Published online by Cambridge University Press:  22 January 2009

Ben Naanen
Affiliation:
University of Port Harcourt*

Extract

This paper studies the effects of the coexistence of the manilla currency and British currency in south-eastern Nigeria, and the way in which this monetary situation created political tensions which eventually led to the redemption of the manilla. When British control of Southern Nigeria was formalized in 1900 and British currency introduced in the south-east in the following year, the inability of the colonial authorities to put into circulation adequate supplies of British coins, coupled with historically entrenched use of traditional currencies, compelled the colonial state to recognize the latter as legal tender. However, the continuing circulation of these currencies alongside British coins created financial and economic difficulties, causing the colonial state to adopt a number of legislative measures to eradicate them. While other traditional currencies capitulated to these measures, the manilla continued to be popular as a result of objective economic factors, and was strengthened by some of the very instruments designed to eliminate it.

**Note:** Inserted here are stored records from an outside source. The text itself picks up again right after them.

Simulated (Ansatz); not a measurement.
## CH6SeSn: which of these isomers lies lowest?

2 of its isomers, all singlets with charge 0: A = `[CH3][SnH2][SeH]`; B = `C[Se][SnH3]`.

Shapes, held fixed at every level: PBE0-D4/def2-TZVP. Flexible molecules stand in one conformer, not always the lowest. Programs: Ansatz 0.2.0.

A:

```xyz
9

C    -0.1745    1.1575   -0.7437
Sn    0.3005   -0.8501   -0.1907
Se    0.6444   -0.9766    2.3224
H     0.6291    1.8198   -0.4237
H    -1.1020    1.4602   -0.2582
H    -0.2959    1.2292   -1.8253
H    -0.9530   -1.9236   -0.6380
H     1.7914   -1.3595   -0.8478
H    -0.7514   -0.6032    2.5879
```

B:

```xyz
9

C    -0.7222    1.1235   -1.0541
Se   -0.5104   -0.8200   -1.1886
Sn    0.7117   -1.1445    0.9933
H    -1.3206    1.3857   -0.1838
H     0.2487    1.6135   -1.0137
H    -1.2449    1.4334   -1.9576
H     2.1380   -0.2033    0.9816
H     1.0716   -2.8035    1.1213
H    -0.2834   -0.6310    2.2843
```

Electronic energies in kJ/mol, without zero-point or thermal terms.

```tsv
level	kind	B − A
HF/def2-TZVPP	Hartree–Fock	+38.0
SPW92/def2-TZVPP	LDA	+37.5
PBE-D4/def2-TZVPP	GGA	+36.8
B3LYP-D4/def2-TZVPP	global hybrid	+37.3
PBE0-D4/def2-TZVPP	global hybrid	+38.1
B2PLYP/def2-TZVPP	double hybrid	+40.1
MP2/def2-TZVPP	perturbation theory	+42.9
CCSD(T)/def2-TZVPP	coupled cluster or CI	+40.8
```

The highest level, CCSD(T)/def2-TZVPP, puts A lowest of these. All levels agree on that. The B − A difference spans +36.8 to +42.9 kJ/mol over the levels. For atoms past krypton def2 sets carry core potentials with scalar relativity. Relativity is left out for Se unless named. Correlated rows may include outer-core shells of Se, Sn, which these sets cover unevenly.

Meanwhile, the constantly fluctuating exchange rate of the manilla was generating discontent. These fluctuations were caused primarily by the gyrations of the world market. Improved prices of palm products–the main sources of British currency in the economy of southeastern Nigeria–brought about the appreciation of the manilla. This caused hardship among wage-earners by reducing the exchange value and the purchasing power of their meagre and fixed income which had to be converted to manillas in order to buy food and other locally produced goods and services. Periods of depression, on the other hand, caused manilla depreciation as a result of a diminished inflow of British currency. This reduced the income of peasant producers, while increasing the purchasing power of workers. The ferments generated by fluctuating manilla values have remained, until now, unidentified causal links in the political movements in south-eastern Nigeria, including especially the women's movements of the 1920s.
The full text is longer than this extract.